Saturday, April 15, 2017

Lebanon: As Though She Were Sleeping, by Elias Khoury

I'm having a hard time with books from the Middle East. I really enjoyed my selection from the United Arab Emirates - That Other Me, by Maha Gargarsh. Other than that though, I've found Middle Eastern literature very hard to get into. So it was with my selection for Lebanon, which, according to the cover, won the inaugural Arabic Novel Prize. The language is beautiful and poetic. But the story is very non-linear. Ostensibly, the action takes place over three separate nights (some months apart) - in fact, the three sections are titled "The First Night", "The Second Night" and "The Third Night". However, it is a lot more wide ranging than that, and tracks back and forth in time, in a way that is not easy to follow. I found it difficult when putting the book down and coming back to it, to remember where the story had got to.
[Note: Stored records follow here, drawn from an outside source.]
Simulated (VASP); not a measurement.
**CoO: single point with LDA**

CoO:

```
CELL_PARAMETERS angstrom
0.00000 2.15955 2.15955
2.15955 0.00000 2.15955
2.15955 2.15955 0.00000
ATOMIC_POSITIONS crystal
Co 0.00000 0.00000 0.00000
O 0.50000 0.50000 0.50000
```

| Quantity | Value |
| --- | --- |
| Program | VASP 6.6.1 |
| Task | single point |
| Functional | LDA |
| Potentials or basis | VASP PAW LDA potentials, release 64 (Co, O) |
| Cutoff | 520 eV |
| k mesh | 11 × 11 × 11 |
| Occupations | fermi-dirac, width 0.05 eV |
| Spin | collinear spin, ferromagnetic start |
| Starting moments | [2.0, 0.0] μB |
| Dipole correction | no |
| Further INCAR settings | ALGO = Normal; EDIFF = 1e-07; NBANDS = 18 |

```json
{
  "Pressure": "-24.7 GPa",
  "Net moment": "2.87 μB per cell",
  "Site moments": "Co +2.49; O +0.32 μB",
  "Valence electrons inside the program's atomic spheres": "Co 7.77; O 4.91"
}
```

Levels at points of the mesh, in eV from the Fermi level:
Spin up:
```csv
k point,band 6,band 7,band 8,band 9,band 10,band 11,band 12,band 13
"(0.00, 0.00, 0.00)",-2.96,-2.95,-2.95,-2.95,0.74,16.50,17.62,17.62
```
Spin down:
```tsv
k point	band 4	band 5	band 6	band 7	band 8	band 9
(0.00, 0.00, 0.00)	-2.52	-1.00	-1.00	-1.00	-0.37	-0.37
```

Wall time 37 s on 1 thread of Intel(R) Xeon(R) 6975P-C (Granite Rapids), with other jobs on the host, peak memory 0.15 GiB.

Meelya is a young Lebanese Christian woman who has married Mansour, a Palestinian. She leaves Lebanon to live with him in Nazareth, but escapes reality in dreams. Her dream world is convincingly evoked, as she slips in and out of it. But just as in real life dreams, the book can be rambling and illogical at times. Still, the beauty of the language made me persist. Eventually, at the end of the story, there was a moment of revelation as the author linked the story of Abraham's intended sacrifice of his son Isaac with the death of Christ(and with Meelya herself) that formed a very satisfying conclusion (a little Bible knowledge will help the reader here).

As Though She Were Sleeping was translated from Arabic by Humphrey Davies and published in Great Britain by MacLehose Press in 2011.